Eddie and Judy Hemmingsen purchased the property for $2.15 million from the inn’s long-time owners and keepers, Roy Kasindorf and Helen Harton, in a deal that closed March 7. Kimberly Swan of The Swan Agency Sotheby’s International Realty brokered the sale.
The 5,750-square-foot inn, which is on half an acre on the outskirts of downtown Bar Harbor, comprises 10 guest rooms, all with private baths and some with private terraces with water views. The building was constructed in the English Tudor style. The cottage is just above Bar Harbor’s popular Shore Path skirting the harbor.
It was built by Boston shipping magnate Alpheus Hardy, who is credited with building Bar Harbor’s first summer “cottage,” named Birch Point, in 1868. He built Ullikana in 1885 and it is one of the few early cottages still standing, according to the inn’s website and the Bar Harbor Historical Society website.
“Nobody knows where the name came from,” Kasindorf said in a press release. “We have done lots of research and heard lots of opinions, but there is no definite knowledge of why Hardy named the property Ullikana.”
However, an article by Ilil Arbel on a website called Encyclopedia Mythica says Hardy discovered the Hawaiian tale of Ullikana during his travels as a China trader. The name refers to a mare named Ullikana, who led a prayer to the gods to send a guardian spirit to lead her dying friend safely to the next world. The ghost of her friend praised Ullikana for her kindness and wisdom.
Hardy, who died in 1887, apparently never got to live in Ullikana, Kasindorf said, although his wife Susan Hardy occupied it for a number of years. The history is then murky until 1947, when new buyers came along right after the Great Fire of 1947, which destroyed much of Bar Harbor, but left Ullikana intact.
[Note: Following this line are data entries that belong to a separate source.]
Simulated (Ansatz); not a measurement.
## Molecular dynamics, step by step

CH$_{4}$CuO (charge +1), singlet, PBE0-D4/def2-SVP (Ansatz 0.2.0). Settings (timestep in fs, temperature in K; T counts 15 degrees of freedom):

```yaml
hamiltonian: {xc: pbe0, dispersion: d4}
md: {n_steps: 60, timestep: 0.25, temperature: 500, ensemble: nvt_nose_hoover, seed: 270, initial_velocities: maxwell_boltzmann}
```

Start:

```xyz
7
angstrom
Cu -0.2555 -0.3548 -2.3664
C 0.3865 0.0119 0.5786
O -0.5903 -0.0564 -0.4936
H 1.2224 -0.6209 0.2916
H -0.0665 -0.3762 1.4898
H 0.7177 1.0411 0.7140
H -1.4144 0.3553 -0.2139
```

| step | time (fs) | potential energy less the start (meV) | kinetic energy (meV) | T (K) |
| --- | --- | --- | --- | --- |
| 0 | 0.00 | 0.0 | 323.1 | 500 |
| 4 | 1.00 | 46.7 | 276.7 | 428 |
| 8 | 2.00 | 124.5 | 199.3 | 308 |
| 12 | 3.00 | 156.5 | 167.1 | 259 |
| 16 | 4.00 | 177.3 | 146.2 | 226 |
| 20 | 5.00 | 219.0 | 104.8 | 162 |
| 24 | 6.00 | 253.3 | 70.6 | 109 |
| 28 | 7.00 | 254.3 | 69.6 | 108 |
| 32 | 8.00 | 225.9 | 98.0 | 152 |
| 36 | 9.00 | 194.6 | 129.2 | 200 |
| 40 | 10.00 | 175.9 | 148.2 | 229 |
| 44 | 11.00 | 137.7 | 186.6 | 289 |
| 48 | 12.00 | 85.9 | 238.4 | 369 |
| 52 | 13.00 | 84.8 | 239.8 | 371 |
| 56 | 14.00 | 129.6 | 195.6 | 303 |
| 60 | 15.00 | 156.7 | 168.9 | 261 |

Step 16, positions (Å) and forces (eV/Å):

Kasindorf and Harton began leasing the inn in 1991, then purchased it in 1992.
“We bought it as bed-and-breakfast, but it needed maybe a little more care, and every room had to be fixed up,” Kasindorf said.
He said they didn’t want to make any substantial alterations; nevertheless, projects inevitably came up every year, mainly standard maintenance and repairs, with the most significant change being the rebuilding of a back wing.
As the couple approached their 70s, after 26 years of hosting thousands of guests, they decided it was time “to see what else there is to do that wasn’t tied to the inn,” he said. “It was a tough decision to make. We have loved everything about the business and the property.”
The buyers, Eddie and Judy Hemmingsen, were Bar Harbor lodging fixtures for many years, owning and operating, from 1979 to 2000, the Bluenose Inn, which burned down in 1994 and was then rebuilt. In 2000, they sold the hotel and retired to Belfast, where they bought a Main Street building and transformed it into the Belfast Bay Inn — a three-year renovation of a pair of mid-1800s row houses, according to that inn’s website.
But Bar Harbor called.
“We have been looking for the perfect property and time and time again we have been attracted to The Ullikana. The location, building, grounds, ocean views and the business that Roy and Helene have built was just too enticing to pass up,” the new owners said in a news release.
According to the release, the Hemmingsens plan to create several suites at the property, then open for the 2017 season on Memorial Day Weekend.
Swan, who has deep experience in inn transactions throughout the state dating back to 1986, said such transactions averaged perhaps four per year for many years, then slowed during the recession.
“Now there are a lot of inns for sale in Bar Harbor,” Swan said. “In my memory, we’ve never had so many inns for sale as there are now. Some have been on the market a few years, and some just came on the market.”
Why the sudden surge?
“Nobody knows,” she said.
She cited the Graycote Inn, in Bar Harbor, as an example. The Victorian-style B&B, built in 1881 as a private residence, was the first inn she brokered, back in 1986, and now it’s under contract to be sold again.
“Those owners have been here 20 years,” she said. “In a lot of cases, 10 or more years ago, the average lifespan for an innkeeper was five to 10 years. It was people who had retired; they wanted to do something. Now, especially in Bar Harbor, that lifespan has really extended.”
She said she find another interesting thing about Bar Harbor is that, in recent years, many new owners are local residents, whereas elsewhere in Maine many buyers are coming from out-of-state.
“I think the locals have seen it’s such a great business, a great industry,” Swan said.